Hacker News new | ask | show | jobs
by landric 1212 days ago
I _had_ no good answer for the Google News result until you prompted me to Inspect source just now...

I'm basically scanning for <a> tags and searching the text within. Doing a Google News inspect, it appears that their links actually have no text, but are sibling elements of an <h#> tag. So, I need to figure out how to parse that correctly...

1 comments

> Doing a Google News inspect, it appears that their links actually have no text, but are sibling elements of an <h#> tag. So, I need to figure out how to parse that correctly...

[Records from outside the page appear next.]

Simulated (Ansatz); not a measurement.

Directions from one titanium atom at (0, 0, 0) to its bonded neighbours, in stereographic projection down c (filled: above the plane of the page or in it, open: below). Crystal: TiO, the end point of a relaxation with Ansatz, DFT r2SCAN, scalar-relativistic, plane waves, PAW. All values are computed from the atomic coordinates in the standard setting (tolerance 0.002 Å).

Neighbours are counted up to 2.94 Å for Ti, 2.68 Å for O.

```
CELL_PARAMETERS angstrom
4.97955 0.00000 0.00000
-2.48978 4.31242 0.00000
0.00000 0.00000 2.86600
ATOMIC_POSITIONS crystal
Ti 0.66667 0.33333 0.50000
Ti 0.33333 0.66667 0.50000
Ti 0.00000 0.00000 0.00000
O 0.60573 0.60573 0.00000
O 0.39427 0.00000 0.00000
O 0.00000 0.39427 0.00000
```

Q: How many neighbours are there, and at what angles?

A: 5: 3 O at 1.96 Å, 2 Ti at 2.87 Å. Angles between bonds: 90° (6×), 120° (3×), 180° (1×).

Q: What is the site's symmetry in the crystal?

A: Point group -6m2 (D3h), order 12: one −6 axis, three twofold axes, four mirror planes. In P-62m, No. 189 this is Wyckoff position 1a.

I just checked Google News myself, and you are correct that the sibling <h#> tag has the text. However, the <a> tag with the link has it too, but as a prop instead of being nested inside. Unless I am mistaken about the use case of that prop here, you can just extract the text from the aria-label property of the <a> tag.

And in case you want to proceed with parsing text from the sibling <h#> tag instead, you can just get the list of the parent <article> tag children nodes (yourAnchorTagNode.parentNode.parentNode.children; had to do a double .parentNode, because the <a> tag is wrapped in a singular <div> tag) and then search for the only <h#> tag there. That will be your target tag with the text.

Yep, that's right.

I was _hoping_ to get away with the same xml-parsing for each site, but I guess I'll need to customize

Practically speaking, you might actually sorta get away with it by using a single if-check, as long as you go with the aria-label approach instead of the <h#> sibling node search.

My logic is that it is very unlikely that another website will copy over the exact html layout of Google News, so the <h#> is only going to work there. But I bet that Google News is far from the only website that has the article title text inside the aria-label prop in the <a> tag.

So you can cover a heavy majority of websites you care about (if not all of them) by just checking both the inner text and (in case the inner text is absent) the aria-label prop. No need for any custom logic implemented just for Google News, as it would likely solve this issue for a lot of other sources.